Snowbirding 2017 Postcards: Salton Sea Birds

A few photos from my visit to the Salton Sea.

While I was traveling around Arizona and California this winter, I had more than a few opportunities to do some photography. At the Salton Sea in California, which I visited in mid January, I spent much of a day photographing the birds along the salty water or walking on the barnacle beach. For most shots, I used a 70-300mm Nikkor lens on my Nikon D7100 DSLR. I thought I’d share the best of them in a quick “postcards” blog post here.

I suppose I should say a few things about the Salton Sea. It’s a strangely beautiful, highly saline lake in the middle of the desert in southern California. It’s surface is roughly 235 feet below sea level. It was formed years ago when the Colorado River flooded and jumped its banks, pouring water into the low-lying desert for about 16 months. There are no outlets; the lake is fed by irrigation runoff and kept level by evaporation. The salt level rises steadily. The beaches are not sand; they’re barnacles. The place is home to more than 300 species of birds, many of which are migratory. The visitor center has a lot of good information with friendly, knowledgeable staff. I would definitely visit again. You can learn more on Wikipedia and the Salton Sea Authority website.

Here are the bird photos. One of these days, I might get back into this blog entry to add captions with the names of the birds. If you know any that aren’t named here, please comment to let me know and I’ll add a caption.

Salton Sea Birds

Salton Sea Birds

Seagull at Salton Sea
Seagull at the Salton Sea.

Salton Sea Birds

White Heron at the Salton Sea
White Heron at the Salton Sea.

White Pelicans
White Pelicans at the Salton Sea.

Salton Sea Birds

Salton Sea Birds

Seagull at Salton Sea
Seagull at the Salton Sea.

Salton Sea Sunrise
Birds flying at sunrise over the Salton Sea.

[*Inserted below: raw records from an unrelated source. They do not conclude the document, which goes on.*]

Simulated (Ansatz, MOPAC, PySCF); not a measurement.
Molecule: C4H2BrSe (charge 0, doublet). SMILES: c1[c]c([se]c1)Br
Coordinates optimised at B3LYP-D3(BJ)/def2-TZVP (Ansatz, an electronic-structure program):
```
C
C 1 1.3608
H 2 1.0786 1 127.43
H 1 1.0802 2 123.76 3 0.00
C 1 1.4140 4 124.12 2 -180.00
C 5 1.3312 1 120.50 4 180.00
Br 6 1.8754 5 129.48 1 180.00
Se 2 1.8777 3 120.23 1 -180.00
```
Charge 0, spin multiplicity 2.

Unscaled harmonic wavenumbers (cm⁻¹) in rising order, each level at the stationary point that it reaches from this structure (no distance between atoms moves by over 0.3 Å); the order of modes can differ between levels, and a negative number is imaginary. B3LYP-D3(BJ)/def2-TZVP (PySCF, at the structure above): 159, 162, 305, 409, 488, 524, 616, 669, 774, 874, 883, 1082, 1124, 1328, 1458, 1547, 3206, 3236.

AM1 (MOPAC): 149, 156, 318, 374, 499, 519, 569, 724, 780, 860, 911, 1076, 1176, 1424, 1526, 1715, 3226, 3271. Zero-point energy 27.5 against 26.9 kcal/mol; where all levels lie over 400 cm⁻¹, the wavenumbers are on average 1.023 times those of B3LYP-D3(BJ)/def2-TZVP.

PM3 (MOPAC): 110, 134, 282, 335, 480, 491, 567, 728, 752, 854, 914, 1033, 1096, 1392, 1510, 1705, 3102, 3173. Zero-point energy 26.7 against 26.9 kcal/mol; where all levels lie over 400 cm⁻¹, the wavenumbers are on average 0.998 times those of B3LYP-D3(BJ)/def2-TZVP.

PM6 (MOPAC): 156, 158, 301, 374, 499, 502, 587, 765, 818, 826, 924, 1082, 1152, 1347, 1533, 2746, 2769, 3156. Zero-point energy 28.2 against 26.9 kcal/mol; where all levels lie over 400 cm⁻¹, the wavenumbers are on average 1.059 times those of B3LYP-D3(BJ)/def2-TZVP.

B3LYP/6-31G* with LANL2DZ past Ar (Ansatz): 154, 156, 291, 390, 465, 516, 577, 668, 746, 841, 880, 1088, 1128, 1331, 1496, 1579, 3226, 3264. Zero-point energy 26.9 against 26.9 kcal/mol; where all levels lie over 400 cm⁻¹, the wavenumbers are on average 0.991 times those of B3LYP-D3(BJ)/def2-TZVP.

One thought on “Snowbirding 2017 Postcards: Salton Sea Birds

  1. Nice photos.
    Could the black and white birds in photos 1,2,7&8 be Black-necked stilts (Himantropus Mexicanos)?

    I think the large mottled bird in photo four could be a type of Marbled Godwit?
    There are major regional and seasonal differences in these birds, so chances are I’m way off target.